J. Hours Worked and the FMLA

How "Hours Worked" Affects FMLA Eligibility Determinations

In order to determine whether an employee has met the 1250-hour and twelve-month service requirements, the employer must know what hours and time on the payroll to include. The DOL applies essentially the same rules for determining hours worked to the FMLA as it does when verifying an employer's compliance with the overtime statutes under the FLSA.

Periods of time during which the employee is completely relieved of duty are not counted toward the 1250-hour requirement, even if the employer compensates such time under its fringe benefit policies. The 1250-hour requirement counts only hours actually worked. The types of periods excluded from the computation would include:

  1. paid or unpaid vacation leave
  2. paid or unpaid sick leave
  3. paid or unpaid parental leave
  4. paid or unpaid holidays
  5. other personal leave
  6. FMLA leave periods
  7. furloughs or suspensions.

However, any week during which an employee is maintained on the payroll, even if the employee is off work for that week, must be counted toward the twelve-month service requirement. DOL guidance on what to include and exclude from the 1250-hour and twelve-month requirements is found in Wage-Hour Opinion Letter FMLA-70, August 23, 1995.

The same letter ruling also makes clear that for FMLA purposes, there is no distinction between FLSA overtime and non-overtime hours; "an hour is an hour is an hour."

Wage-Hour Opinion Letter FMLA-78, February 14, 1996, notes that full-time teachers are presumed to meet the 1250-hour test, in view of the time spent away from school preparing lessons and tests and grading students' work. The employer may attempt to rebut that presumption, but can do so only with specific work records or documentation of interviews with the employee.

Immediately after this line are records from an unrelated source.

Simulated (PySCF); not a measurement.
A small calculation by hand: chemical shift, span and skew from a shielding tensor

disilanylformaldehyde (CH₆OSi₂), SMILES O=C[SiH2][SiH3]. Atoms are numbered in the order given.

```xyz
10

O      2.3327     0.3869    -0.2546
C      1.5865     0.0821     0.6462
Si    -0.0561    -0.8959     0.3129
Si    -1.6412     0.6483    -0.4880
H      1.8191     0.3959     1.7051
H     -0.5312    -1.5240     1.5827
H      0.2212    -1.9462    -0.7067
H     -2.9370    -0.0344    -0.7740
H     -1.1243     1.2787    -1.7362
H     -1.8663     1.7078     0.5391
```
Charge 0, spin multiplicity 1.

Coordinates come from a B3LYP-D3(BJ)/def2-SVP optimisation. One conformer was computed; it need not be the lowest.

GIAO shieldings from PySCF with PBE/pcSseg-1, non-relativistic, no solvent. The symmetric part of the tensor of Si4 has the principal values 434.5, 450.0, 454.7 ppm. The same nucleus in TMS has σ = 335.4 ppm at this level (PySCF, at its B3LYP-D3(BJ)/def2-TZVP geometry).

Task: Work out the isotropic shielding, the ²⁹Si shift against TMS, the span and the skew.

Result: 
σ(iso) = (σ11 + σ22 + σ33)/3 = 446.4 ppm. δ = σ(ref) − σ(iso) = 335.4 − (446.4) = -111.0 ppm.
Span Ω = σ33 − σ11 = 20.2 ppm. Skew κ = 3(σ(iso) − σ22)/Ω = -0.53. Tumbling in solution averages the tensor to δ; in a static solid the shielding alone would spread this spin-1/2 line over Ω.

In an interesting letter ruling impacting upon the temporary help industry, Wage-Hour Opinion Letter FMLA-37, July 7, 1994, stated that a temporary help firm and its client employer "are considered joint employers for purposes of determining employer coverage and employee eligibility" under the FMLA, referring to the applicable regulation at 29 C.F.R. 825.106(d). Thus, ruled DOL, "the time that the employee was employed by the temporary help agency would be counted towards the eligibility tests." This ruling was supported in a 1997 court decision, Miller v. Defiance Metal Products, Inc., 989 F.Supp. 945, 4 WH Cases2d 613 (N.D. Ohio 1997). The court concluded that reclassification of an employee from temporary to "permanent" does not alter the FMLA time frame used in determining whether an employee has worked at least twelve months, and that the time frame for a temporary help firm employee who is later hired by the client employer begins to run from the date that the employee is first assigned to work at the client's facility.

According to a policy memorandum issued by the DOL on July 22, 2002, if any employees go on military duty-related leave and return to employment, they must be credited with the hours they would have worked but for the military duty, as well as the months they spent in such duty. DOL indicated that in most cases, the calculation would be based upon the schedule the employee had worked in the period before going on military leave. In other words, the employer must count the hours that the employee would have worked toward the 1,250-hour requirement, and it must count the actual number of weeks or months spent in such duty toward the 12-month service requirement. Thus, any time an employee returns from military leave, the result could be that he or she will be eligible for FMLA leave if they need it upon their return.